# 43 Year Old Pacu !



## balluupnetme (Oct 23, 2006)

huge 43 year old pacu and this guy feeds it gold fish every other day

http://today.msnbc.msn.com/id/35787995/ns/...ts_and_animals/

http://www.npr.org/templates/story/story.p...oryId=124361294


----------



## JoeDizzleMPLS (Nov 5, 2007)

wow, a 2 foot long fish in a 75 gallon for that long? poor buttkiss...


----------



## RedneckR0nin (Nov 5, 2008)

JoeDizzleMPLS said:


> wow, a 2 foot long fish in a 75 gallon for that long? poor *buttkiss*...


----------



## THE BLACK PIRANHA (Dec 8, 2003)

I feel more sorry for him only having a diet of gold fish.


----------



## xeloR (Jan 2, 2009)

damn


----------



## Blue Flame (Jan 16, 2006)

Damn....that's one big "Man Eater" for that size tank. He should just dump it in a lake or something.

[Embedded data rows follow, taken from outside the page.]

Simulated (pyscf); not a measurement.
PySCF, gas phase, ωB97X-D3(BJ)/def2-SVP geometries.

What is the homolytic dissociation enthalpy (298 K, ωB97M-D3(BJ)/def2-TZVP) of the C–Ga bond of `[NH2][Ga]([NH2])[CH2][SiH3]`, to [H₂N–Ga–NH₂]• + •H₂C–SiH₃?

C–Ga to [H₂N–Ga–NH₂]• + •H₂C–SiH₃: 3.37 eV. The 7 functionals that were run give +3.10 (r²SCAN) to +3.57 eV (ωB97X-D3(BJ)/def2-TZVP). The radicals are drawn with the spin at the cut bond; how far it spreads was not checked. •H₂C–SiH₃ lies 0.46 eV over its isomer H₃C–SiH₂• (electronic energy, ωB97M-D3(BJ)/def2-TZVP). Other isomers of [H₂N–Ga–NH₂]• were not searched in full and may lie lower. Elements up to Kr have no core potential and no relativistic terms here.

Headline news....2' piranha caught in Queens!


----------



## xeloR (Jan 2, 2009)

Blue Flame said:


> Headline news....2' piranha caught in Queens!










no doubt


----------



## balluupnetme (Oct 23, 2006)

yea lol this thing is ginormous !


----------



## His Majesty (Apr 5, 2005)

only a diet of goldfish. man i bet that pacu hates his life.

impressive size though


----------



## Da' Manster! (Sep 1, 2009)

Well, as most of you know, feeders/goldfish have always been a staple in my piranhas diet and I've never had any problems...This just goes to prove that feeders/goldfish aren't all that bad!...and the fact that he's been alive for so long and 40+ years in a 75 gallon goes to prove you don't need a 500,000,000 gallon tank for one fish...I, for one, am happy that the owner hasn't discarded him or gotten weary of him and has taken good care of him...when anybody on this forum/messageboards (myself included) can raise and keep a piranha (and/or any other fish for that matter) as long as this guy has, then we can talk and say something.


----------



## Us And Them (Dec 4, 2008)

Da said:


> Well, as most of you know, feeders/goldfish have always been a staple in my piranhas diet and I've never had any problems...This just goes to prove that feeders/goldfish aren't all that bad!...and the fact that he's been alive for so long and 40+ years in a 75 gallon goes to prove you don't need a 500,000,000 gallon tank for one fish...I, for one, am happy that the owner hasn't discarded him or gotten weary of him and has taken good care of him...when anybody on this forum/messageboards (myself included) can raise and keep a piranha (and/or any other fish for that matter) as long as this guy has, then we can talk and say something.


Im not big on the live feedings . That novelty ran out a week after getting into Predatory fish. My old Elongatus was a Killing machine.


----------



## Da' Manster! (Sep 1, 2009)

Jon87 said:


> Well, as most of you know, feeders/goldfish have always been a staple in my piranhas diet and I've never had any problems...This just goes to prove that feeders/goldfish aren't all that bad!...and the fact that he's been alive for so long and 40+ years in a 75 gallon goes to prove you don't need a 500,000,000 gallon tank for one fish...I, for one, am happy that the owner hasn't discarded him or gotten weary of him and has taken good care of him...when anybody on this forum/messageboards (myself included) can raise and keep a piranha (and/or any other fish for that matter) as long as this guy has, then we can talk and say something.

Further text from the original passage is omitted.